McKinnon, from Wood Green, north London, admits hacking but claims he was looking for evidence of UFOs.
Arrested in 2002, and then again in 2005, an order for his extradition was made in July 2006 under the 2003 Extradition Act.
That triggered three successive applications for judicial review and questions about the fairness of the UK-US extradition treaty, which critics claim is "one-sided".
An independent review of the UK's extradition arrangements by Sir Scott Baker last year found the current treaty between the US and the UK was both balanced and fair.
But the Government is under pressure to ignore its findings after MPs called on ministers to bring forward new laws and attempt to change the UK-US extradition treaty.
In a House of Commons debate in December Tory MP Dominic Raab said: "Gary McKinnon should not be treated like some gangland mobster or al Qaida mastermind."
A number of other figures in high-profile cases are also fighting extradition to the US, including 23-year-old student Richard O'Dwyer who is accused of breaking American copyright laws.

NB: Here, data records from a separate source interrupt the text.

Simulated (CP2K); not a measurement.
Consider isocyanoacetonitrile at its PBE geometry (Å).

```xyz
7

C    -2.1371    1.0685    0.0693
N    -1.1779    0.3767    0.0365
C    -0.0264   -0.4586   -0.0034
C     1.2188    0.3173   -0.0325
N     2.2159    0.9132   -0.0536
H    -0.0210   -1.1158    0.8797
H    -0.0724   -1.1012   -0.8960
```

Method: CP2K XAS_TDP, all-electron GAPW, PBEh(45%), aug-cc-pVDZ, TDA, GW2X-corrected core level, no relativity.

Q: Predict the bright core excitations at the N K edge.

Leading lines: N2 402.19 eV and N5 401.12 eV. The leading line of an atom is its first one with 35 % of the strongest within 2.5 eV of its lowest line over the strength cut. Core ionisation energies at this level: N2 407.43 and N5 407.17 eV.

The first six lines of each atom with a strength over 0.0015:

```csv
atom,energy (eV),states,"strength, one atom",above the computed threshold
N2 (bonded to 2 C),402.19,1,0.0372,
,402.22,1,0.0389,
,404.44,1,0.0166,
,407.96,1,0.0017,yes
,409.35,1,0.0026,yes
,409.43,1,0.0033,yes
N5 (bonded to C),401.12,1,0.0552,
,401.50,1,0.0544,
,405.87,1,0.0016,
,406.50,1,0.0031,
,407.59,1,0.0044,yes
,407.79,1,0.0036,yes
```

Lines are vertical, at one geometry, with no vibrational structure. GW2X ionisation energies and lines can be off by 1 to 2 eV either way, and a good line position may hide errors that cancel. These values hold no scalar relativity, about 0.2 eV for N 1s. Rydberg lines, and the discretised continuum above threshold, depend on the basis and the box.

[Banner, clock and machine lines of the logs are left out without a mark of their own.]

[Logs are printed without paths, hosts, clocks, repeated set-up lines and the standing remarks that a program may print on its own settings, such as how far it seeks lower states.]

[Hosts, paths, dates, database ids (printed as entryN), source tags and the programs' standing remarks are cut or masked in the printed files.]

Retired businessman Christopher Tappin, who is accused of conspiring to sell components for Iranian missiles, and Babar Ahmad, who is wanted for allegedly raising funds for Chechen and Afghan insurgents over the internet, are also fighting against extradition.
Ms Sharp added: "My heart goes out to others in a similar situation including Chris Tappin, Richard O'Dwyer and Babar Ahmad and their families, who are themselves suffering at the hands of a discredited piece of legislation.
"I remain confident our Government will eventually do the right thing and amend our extradition laws."